Friday in Easter Week - 2012
May your day, today, be filled with God's graces and abundance!
In the Acts of the Apostles first reading in today's liturgy, St. Luke brings his readers and hearers to that moment in time when he shares the experiences that some of the apostles encountered because they were followers and preachers of the Good News. Here we learn that the price for adhering to faith in Jesus Christ can be costly.
Jesus had told his followers that the pathway to the Father would not always be easy. His followers, like himself, should expect persecution from those who would not accept the teachings of Jesus. For some the reality of the Resurrection was beyond their comprehension or willingness to accept because of political consequences.

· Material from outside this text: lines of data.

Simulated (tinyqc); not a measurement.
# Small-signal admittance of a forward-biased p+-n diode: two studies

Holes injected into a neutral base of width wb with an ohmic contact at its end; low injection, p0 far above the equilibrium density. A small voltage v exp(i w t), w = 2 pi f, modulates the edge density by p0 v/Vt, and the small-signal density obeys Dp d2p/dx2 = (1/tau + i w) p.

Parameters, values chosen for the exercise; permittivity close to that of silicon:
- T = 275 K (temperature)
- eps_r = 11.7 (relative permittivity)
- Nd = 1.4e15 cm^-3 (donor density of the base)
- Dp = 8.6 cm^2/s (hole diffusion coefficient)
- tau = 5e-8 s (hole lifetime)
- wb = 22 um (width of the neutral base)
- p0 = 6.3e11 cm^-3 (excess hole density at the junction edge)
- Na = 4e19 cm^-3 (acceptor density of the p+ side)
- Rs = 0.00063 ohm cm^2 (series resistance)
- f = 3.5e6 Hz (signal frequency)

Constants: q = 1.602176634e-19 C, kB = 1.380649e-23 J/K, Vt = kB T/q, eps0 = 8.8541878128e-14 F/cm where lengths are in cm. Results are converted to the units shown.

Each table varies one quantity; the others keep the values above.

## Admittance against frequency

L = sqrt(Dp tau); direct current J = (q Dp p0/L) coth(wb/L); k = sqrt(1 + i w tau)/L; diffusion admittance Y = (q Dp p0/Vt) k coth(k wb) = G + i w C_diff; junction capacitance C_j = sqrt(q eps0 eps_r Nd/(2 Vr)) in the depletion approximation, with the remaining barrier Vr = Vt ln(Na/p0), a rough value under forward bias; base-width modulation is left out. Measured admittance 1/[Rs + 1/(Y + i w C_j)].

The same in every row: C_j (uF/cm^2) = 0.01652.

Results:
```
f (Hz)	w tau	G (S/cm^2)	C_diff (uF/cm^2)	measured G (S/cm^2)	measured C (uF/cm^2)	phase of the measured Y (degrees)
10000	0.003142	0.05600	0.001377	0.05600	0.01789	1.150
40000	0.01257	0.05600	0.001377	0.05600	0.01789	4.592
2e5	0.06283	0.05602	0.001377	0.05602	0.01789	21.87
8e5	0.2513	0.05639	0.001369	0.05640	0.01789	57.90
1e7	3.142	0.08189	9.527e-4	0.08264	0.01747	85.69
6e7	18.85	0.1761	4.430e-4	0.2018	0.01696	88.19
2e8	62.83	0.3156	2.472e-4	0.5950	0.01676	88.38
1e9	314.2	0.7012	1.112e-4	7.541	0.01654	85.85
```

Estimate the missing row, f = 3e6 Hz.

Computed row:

The question for us today is simple: should we expect anything different? The apostles were challenged by the leaders of the Jewish people and some other factions within the communities. Clearly there was a an emotional distance between the followers of Jesus and the government authorities. Today, I believe, it is more difficult for us to be followers of Jesus. Why? Because communications and relationships are much different.
For example: the current hot button issues around "same-sex marriages" or the matter of "forced birth control" make for some Catholics and other Christians fidelity to the teachings of Jesus and his Church a real challenge. Indeed these issues divide and do so painfully. In the Washington, DC area issue of homosexuality and the reception of Holy Communion by a gay person erupted in a local parish when the priest celebrant refused communion, rather publicly, at the person's mother's funeral without ever having spoken to the person. It was an unfortunate situation that earned national news.
So often in this blog over the years, "being a Catholic is not an easy choice within our contemporary society" has been stated more than a few times. The "hot button" issues divide and create serious hurt in many cases. These moments force some believers to live lives that are on the surface contrary to their faith. For priests and Eucharistic Ministers, for example, are faced with difficult moments when someone they "suspect" or "surmise" approaches them in a communion line. For divorced and remarried outside the Church Catholics who continue to attend Mass because an annulment was refused to a destructive marriage are hurt because they are told they are not welcomed at the communion table of unity. There are other examples that could be listed. Again, simply stated, "being a Roman Catholic is not easy in the contemporary world." The walk with Jesus Christ on one's spiritual journey can be more than a walk on sand. For many it is a walk on stones. So, we pray. We pray as Jesus taught us. He promised graces when confronted with hostility and/or persecution. Each of us has to walk the spiritual journey that God puts before us or on a journey that a person feels in conscience is the route that God has given.